When turned on, the GCW displays about four seconds of Linux boot process, then a clean and customizable icon-based interface. Most emulators offer their own configuration options, including save states. I spent many hours playing the prerequisite games, from 8-bit Super Mario Bros., Castlevania and Zelda, to Out Run, Ghouls ‘n Ghosts, and of course, Metal Slug. While console and handheld are generally solid, as with most arcade emulation your mileage will vary. Even Sega CD games like Popful Mail play great once the appropriate bios files are present (in the case of the emulator PicoDrive, in the hidden .picodrive folder of course!).

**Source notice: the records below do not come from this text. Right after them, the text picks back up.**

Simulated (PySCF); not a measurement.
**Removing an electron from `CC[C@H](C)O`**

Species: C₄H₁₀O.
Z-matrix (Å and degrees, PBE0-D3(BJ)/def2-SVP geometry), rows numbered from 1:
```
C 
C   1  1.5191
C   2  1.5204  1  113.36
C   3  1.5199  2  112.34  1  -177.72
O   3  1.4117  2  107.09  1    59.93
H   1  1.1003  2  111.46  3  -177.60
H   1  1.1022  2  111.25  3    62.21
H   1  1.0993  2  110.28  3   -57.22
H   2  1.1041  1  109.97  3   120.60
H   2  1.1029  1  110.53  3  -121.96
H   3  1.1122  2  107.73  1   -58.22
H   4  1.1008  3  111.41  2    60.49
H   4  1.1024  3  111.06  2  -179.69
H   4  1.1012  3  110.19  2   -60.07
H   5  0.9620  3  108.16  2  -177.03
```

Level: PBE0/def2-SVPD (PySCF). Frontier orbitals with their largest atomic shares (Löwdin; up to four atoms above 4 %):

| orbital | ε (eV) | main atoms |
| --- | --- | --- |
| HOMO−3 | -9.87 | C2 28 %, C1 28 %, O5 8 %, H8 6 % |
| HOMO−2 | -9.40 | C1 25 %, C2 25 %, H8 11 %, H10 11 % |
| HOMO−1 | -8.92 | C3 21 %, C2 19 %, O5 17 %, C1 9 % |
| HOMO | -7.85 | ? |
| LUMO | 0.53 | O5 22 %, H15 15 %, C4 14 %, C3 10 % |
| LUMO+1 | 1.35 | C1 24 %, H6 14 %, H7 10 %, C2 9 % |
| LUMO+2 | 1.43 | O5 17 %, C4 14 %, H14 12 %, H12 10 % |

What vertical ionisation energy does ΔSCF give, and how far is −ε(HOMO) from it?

At the top of my wish list would be a larger screen, and two analog sticks rather than the one, along with wider analog support. The build quality is pretty decent but could be improved, though I realize this would drive up the cost. I had the sticky gamepad issue that seemed to plague many early units, which graphite lubricant fixed (just don’t get it on the screen’s plastic cover). A real sleep mode rather than the screen simply turning off would be nice, hopefully coming later through a firmware update.

And I see a value in more homebrew games, especially if Justin Barwick hopes to give the GCW an air of legitimacy. A rather good demo of the yet-to-be-released platformer Unnamed Monkey Game is included, which plays a bit like a sea green Super Mario Bros. There are several others but most seem comparable to mediocre iOS creations rather than the allure of a Game Boy adventure.

The GCW is a fun and promising device. Sometimes I just stare at it in my hands, amazed at its versatility, the power to put entire catalogs from dozens of gaming systems in your pocket. Maybe this much range and potential clouds one’s vision in a way, almost too good to be true. For some folks, the effort required, not to mention the ethical ambiguities, may dampen some of the GCW’s shine. But that’s ok, there are numerous next-gen Mario Bros. games for sale, and I love them too.